The jury, the death penalty, and James Holmes

It was a bit of a shock twist yesterday, August 7, when the jury in State of Colorado v. James Holmes failed to turn over a required unanimous verdict in any of the 24 death-eligible charges that would’ve left Holmes eligible for the death penalty. In response, as we’ve seen with Casey Anthony and George Zimmerman, many are denigrating the jury.

According to reports there was only one holdout juror who was refusing to hand down a sentence of death, while two others apparently wavered. It’s a paradox I’ve seen time and again when I’ve studied capital punishment. A person who says at the start of a trial that they are willing to impose the death penalty in a case may waver when the time actually comes to decide if that sentence should be imposed. It is actually one of the striking features of the capital punishment sentencing process and the primary reason it exists.

As heinous as Holmes’ actions were, apparently they weren’t heinous enough to convince one of the twelve jurors to impose the death penalty. This is actually a good thing, because it is more likely this one person was not voting for the death penalty out of emotion. And this ensures that cases where someone is sentenced to death are cases that ring so true in a person that there is no hesitation by any reasonable juror. Even in Holmes’ case, a person may reasonably be certain in a sentence of death or reasonably hesitant.

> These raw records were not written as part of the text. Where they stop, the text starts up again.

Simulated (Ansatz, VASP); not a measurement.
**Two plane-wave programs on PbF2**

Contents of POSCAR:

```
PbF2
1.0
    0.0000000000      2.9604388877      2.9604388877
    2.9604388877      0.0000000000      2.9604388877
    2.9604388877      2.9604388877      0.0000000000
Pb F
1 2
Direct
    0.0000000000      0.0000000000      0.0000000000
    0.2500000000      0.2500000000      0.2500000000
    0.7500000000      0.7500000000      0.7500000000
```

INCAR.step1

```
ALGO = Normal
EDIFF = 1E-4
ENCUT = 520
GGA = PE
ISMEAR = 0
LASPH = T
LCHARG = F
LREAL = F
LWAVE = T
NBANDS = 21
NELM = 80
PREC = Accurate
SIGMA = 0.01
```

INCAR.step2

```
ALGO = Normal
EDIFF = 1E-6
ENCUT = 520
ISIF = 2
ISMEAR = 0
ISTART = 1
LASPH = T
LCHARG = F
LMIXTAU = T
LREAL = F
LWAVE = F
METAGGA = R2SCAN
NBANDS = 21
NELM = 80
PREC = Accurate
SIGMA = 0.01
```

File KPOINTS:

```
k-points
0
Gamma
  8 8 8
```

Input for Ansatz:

A sentence of death is not one that should be handed down out due to emotion or out of any need or desire for vengeance on anyone’s part.

Hands up if you remember the case against Terry Nichols. For those who have forgotten — or never knew to begin with — Terry Nichols is the convicted co-conspirator to the 1994 Oklahoma City bombing. He also was twice exonerated of the death penalty: once by a Federal jury and again by a jury in Oklahoma. He is now spending the rest of his days at the super-max prison known as ADX. Even with the heinousness of that event, and the overwhelming evidence of Nichols’ involvement, two juries couldn’t summon whatever was needed to sentence him to death.

And the only reason the State of Oklahoma put him on trial is the fact a Federal jury did not sentence him to death. The people of Oklahoma wanted him dead, and petitioned out for a trial of emotion, and thankfully the Oklahoma jury would not capitulate to that.

The law requires a unanimous verdict, and as much as the remainder would’ve liked to see Holmes sentenced to death, they also couldn’t bully the holdout into a sentence of death. The jury would’ve likely been polled to confirm the verdict was unanimous, in which case the lone holdout would’ve been required under oath to say that their vote of “death” was not genuine, in which case the judge would’ve vacated the verdict.

That is the way of it.

While the death penalty has a rather cavalier history in the United States, we have since grown to recognize it to not be something to just be thrown around. And while I would agree with many other Americans that Holmes would be a case worthy of the death penalty, I must still recognize that it is not my decision to make, and I must respect the decision made by those with that authority.

One notion too many forget is that the Court of Law does not answer to the People. A jury does not answer to the People either. In the courtroom, the jury is the ultimate arbiter of, well, everything. All notions of law and fact are rendered in a verdict with all the detail stripped out and ample room for speculation left. We’ve seen it time and again. Casey Anthony. Darren Wilson (grand jury, not actual trial). George Zimmerman.

And when the jury does not rule the way the people feel the jury should rule, the jury is denigrated, and sometimes the entire jury system is attacked by extension. That is what we must avoid.

Disagree with the jury’s decision all you want, but the moment you start attacking the jury itself simply for not liking an outcome, you are, by extension, attacking everyone’s right to a jury under the Sixth Amendment. You can disagree with the jury without attacking the jury, yet too many seem unwilling to do such. If a person doesn’t come to the same conclusion as us, we conclude there is something wrong with the person as opposed to their reasoning. Again, we’ve seen the same with Casey Anthony (I wrote about that here) and George Zimmerman.

My hope for the future is that the people will let just this case go and won’t call for the Department of Justice to exercise dual sovereignty as a means of exposing Holmes to the death penalty again.